On April 16, 2018, the Supreme Court of British Columbia (BCSC) in 2018 BCSC 610 dismissed Google’s application to set aside or vary the injunction ordered in Equustek Solutions Inc v Jack, 2014 BCSC 1063 (upheld on appeal 2015 BCCA 265, 2017 SCC 34). See E-TIPS® coverage here.
Google sought to remove or vary the injunction on the grounds that a material change of circumstances required a re-examination of the order. This was premised on an order Google obtained from the United States District Court in California in 2017, holding that the injunction is unlawful and unenforceable in the United States (Google LLC v Equustek Solutions Inc, 2017 WL 5000834 (ND Cal Nov 2, 2017)). See E-TIPS® coverage of the US decision here.

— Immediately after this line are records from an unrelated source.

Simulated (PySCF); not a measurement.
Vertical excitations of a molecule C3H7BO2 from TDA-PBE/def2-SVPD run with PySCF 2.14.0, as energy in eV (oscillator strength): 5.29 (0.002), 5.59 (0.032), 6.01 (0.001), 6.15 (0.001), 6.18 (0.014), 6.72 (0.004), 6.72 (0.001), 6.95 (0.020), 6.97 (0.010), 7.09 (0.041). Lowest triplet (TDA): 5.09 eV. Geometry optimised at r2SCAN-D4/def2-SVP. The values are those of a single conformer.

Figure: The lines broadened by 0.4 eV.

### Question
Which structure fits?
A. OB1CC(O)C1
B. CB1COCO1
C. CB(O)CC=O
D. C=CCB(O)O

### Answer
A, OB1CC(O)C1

The BCSC found that the US decision does not establish that the injunction requires Google to violate American law. The Court found that there is no legal prohibition against Google de-indexing the Datalink websites, either in compliance with the injunction or for any other reason. Ordinarily, Google would be free to select which websites to index, and the injunction restricts this ability. However, the Court clarified that a party being restricted in its ability to exercise certain rights is not the same thing as that party being required to violate the law.
The underlying dispute between Equustek and Datalink is currently at trial in the BCSC before Justice Duncan.